Re: [RFC PATCH 01/22] kernel/entry/common: Move syscall_enter_from_user_mode_work() out of header
From: Peter Zijlstra
Date: Thu Feb 20 2025 - 05:47:16 EST
On Thu, Feb 20, 2025 at 09:32:36AM +0000, K Prateek Nayak wrote:
> Retain the prototype of syscall_enter_from_user_mode_work() in
> linux/entry-common.h and move the function definition to
> kernel/entry/common.c in preparation to notify the scheduler of task
> entering and exiting kernel mode for syscall. The two architectures that
> use it directly (x86, s390) and the four that call it via
> syscall_enter_from_user_mode() (x86, riscv, loongarch, s390) end up
> selecting GENERIC_ENTRY, hence, no functional changes are intended.
>
> syscall_enter_from_user_mode_work() will end up calling function whose
> visibility needs to be limited for kernel/* use only for cfs throttling
> deferral.
>
> Signed-off-by: K Prateek Nayak <kprateek.nayak@xxxxxxx>
> ---
> include/linux/entry-common.h | 10 +---------
> kernel/entry/common.c | 10 ++++++++++
> 2 files changed, 11 insertions(+), 9 deletions(-)
>
> diff --git a/include/linux/entry-common.h b/include/linux/entry-common.h
> index fc61d0205c97..7569a49cf7a0 100644
> --- a/include/linux/entry-common.h
> +++ b/include/linux/entry-common.h
> @@ -161,15 +161,7 @@ long syscall_trace_enter(struct pt_regs *regs, long syscall,
> * ptrace_report_syscall_entry(), __secure_computing(), trace_sys_enter()

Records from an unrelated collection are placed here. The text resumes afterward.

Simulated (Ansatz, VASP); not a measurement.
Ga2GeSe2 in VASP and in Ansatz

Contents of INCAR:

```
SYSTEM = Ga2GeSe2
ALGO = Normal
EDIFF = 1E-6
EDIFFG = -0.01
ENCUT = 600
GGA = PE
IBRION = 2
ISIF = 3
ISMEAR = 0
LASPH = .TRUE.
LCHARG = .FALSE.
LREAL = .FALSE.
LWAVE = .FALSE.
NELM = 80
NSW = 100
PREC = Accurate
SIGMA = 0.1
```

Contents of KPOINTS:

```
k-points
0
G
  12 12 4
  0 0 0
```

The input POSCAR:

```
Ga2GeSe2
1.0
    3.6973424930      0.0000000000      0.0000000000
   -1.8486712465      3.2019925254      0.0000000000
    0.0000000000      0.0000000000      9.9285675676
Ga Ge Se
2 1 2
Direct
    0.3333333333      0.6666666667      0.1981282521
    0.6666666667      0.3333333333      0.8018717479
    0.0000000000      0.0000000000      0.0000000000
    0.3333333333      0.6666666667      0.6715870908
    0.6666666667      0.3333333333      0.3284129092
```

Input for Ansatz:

> * 2) Invocation of audit_syscall_entry()
> */
> -static __always_inline long syscall_enter_from_user_mode_work(struct pt_regs *regs, long syscall)
> -{
> - unsigned long work = READ_ONCE(current_thread_info()->syscall_work);
> -
> - if (work & SYSCALL_WORK_ENTER)
> - syscall = syscall_trace_enter(regs, syscall, work);
> -
> - return syscall;
> -}
> +long syscall_enter_from_user_mode_work(struct pt_regs *regs, long syscall);
>
> /**
> * syscall_enter_from_user_mode - Establish state and check and handle work
> diff --git a/kernel/entry/common.c b/kernel/entry/common.c
> index e33691d5adf7..cc93cdcc36d0 100644
> --- a/kernel/entry/common.c
> +++ b/kernel/entry/common.c
> @@ -79,6 +79,16 @@ noinstr void syscall_enter_from_user_mode_prepare(struct pt_regs *regs)
> instrumentation_end();
> }
>
> +__always_inline long syscall_enter_from_user_mode_work(struct pt_regs *regs, long syscall)
> +{
> + unsigned long work = READ_ONCE(current_thread_info()->syscall_work);
> +
> + if (work & SYSCALL_WORK_ENTER)
> + syscall = syscall_trace_enter(regs, syscall, work);
> +
> + return syscall;
> +}
> +
> /* Workaround to allow gradual conversion of architecture code */
> void __weak arch_do_signal_or_restart(struct pt_regs *regs) { }
This breaks s390. While you retain an external linkage, the function
looses the noinstr tag that's needed for correctness.
Also, extern __always_inline is flaky as heck. Please don't do this.